The Tribunal
There is no shortest path from pain. There is no story to be told outside flashes of fractured remnants. Every time I tell myself a story, it is a differend seeking justice, but justice is impossible when our only proof is memory.
If only there were something less subjective we could use when pleading our case in front of the tribunal, but even the tribunal exists in our own minds. We seek justice for our own sakes; we’d kill for closure the second we had the chance. Maybe not kill, but someone must be punished, and it’s never ourselves.
This impulse terrifies me when I feel it creeping into consciousness, that I would hurt somebody for my own closure. That my tribunal would never find me guilty of the most serious crimes, at least as a first impulse. It takes years of reflection to admit our own guilt when we cause our own pain. I’ve projected it onto every possible partner. Perhaps projection is its own type of differend.
On the one hand, I blame myself for everything that doesn’t matter. On the other, I’m an “old soul” who was raised believing in his own peculiar maturity, so that when I am immature and it causes me harm, I’m the last one I’d ever blame. Because I’m “too self-aware” to ever be ignorant to the ways I abuse myself.
The memory is easily warped; the story transforms every time I change the villain. There is no shortest path from pain because a path implies a narrative, which if based in memory could never be cogitable. What logic could we follow? But it’s all we have, and this keeps me up at night.
This was going to be a poem reflecting on the non-linearity of accounts of trauma, but then I realized most of the serious pain I’ve experienced in my life was exacerbated by my inability to see the ways in which I was culpable for whatever happened.
Is there such thing as self-traumatization? There is such thing as framing a minor infraction as trauma because of our own inflated response, creating a tribunal for what could have amounted to an inconvenience at worst, and maybe the creation of a tribunal itself puts whatever happened into the genre of trauma.
But not all trauma requires a tribunal, and this is the mistake we often make: that somebody must always be blamed. Discerning when a tribunal is and isn’t necessary is hard work in and of itself. It requires moving past the rush of imposing justice where justice shouldn’t be part of the conversation.
Justice means that whoever is at fault will be punished, or at least I can vouch that many Americans view it this way. But when we ourselves are at fault for our pain, or the trauma is due to circumstances out of anyone’s control, a tribunal won’t do anything except confuse the situation for something it isn’t.
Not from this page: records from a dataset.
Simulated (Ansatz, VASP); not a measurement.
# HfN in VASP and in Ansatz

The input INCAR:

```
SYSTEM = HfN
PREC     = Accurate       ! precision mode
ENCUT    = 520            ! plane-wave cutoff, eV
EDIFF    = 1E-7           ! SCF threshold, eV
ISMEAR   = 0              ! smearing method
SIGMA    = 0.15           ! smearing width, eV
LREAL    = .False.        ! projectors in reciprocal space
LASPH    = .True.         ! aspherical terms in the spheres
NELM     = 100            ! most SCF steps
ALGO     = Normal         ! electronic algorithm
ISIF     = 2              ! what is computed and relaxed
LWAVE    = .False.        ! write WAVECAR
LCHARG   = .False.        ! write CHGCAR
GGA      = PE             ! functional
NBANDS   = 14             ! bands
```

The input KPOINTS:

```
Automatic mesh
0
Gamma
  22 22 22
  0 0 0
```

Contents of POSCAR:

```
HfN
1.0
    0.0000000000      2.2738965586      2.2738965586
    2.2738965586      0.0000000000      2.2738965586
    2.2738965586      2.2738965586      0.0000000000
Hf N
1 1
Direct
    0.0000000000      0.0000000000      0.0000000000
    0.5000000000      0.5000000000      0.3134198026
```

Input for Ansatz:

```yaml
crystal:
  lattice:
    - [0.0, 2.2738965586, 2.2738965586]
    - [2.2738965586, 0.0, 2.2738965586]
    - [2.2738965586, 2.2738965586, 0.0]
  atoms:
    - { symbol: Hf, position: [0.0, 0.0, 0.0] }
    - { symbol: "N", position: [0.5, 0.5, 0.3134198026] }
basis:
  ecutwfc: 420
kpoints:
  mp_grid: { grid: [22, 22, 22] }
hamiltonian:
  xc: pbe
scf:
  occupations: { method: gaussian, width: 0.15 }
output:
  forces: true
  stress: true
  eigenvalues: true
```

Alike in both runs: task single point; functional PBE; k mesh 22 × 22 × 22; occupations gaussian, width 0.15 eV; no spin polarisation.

We jump too quickly to form a tribunal. We jump too quickly to place blame. It’s easier than self-reflection and easier than admitting some things are out of anyone’s control, which has its own terrifying implications.
Justice isn’t impossible, but I wonder what role forgiveness plays in this and whether it has any secular value. Coming from a Christian background, forgiveness feels like the solution. It could dissolve the tribunal as justice is no longer what’s at stake because forgiveness absolves sins to the extent we can do so.
But as somebody who is questioning their Christian identity, I wonder if that impulse is imbuing me with unwarranted guilt when I feel like I can’t forgive. Sometimes because there’s nobody to forgive, sometimes because I don’t want to forgive them. Is this selfish? Is this sinful? What kind of metric is sin when it is no longer part of the vocabulary? Could it ever not be for somebody like me who has played that language game for so long?
I’m asking more questions than I’m answering, but that’s something I resolve to do this year: philosophize more frequently and be vulnerable in sharing what I’m thinking about. Right now, I’m thinking about trauma, culpability, justice, and forgiveness. They all relate, but I’m still figuring out the specifics of how they do. I invite you to think with me.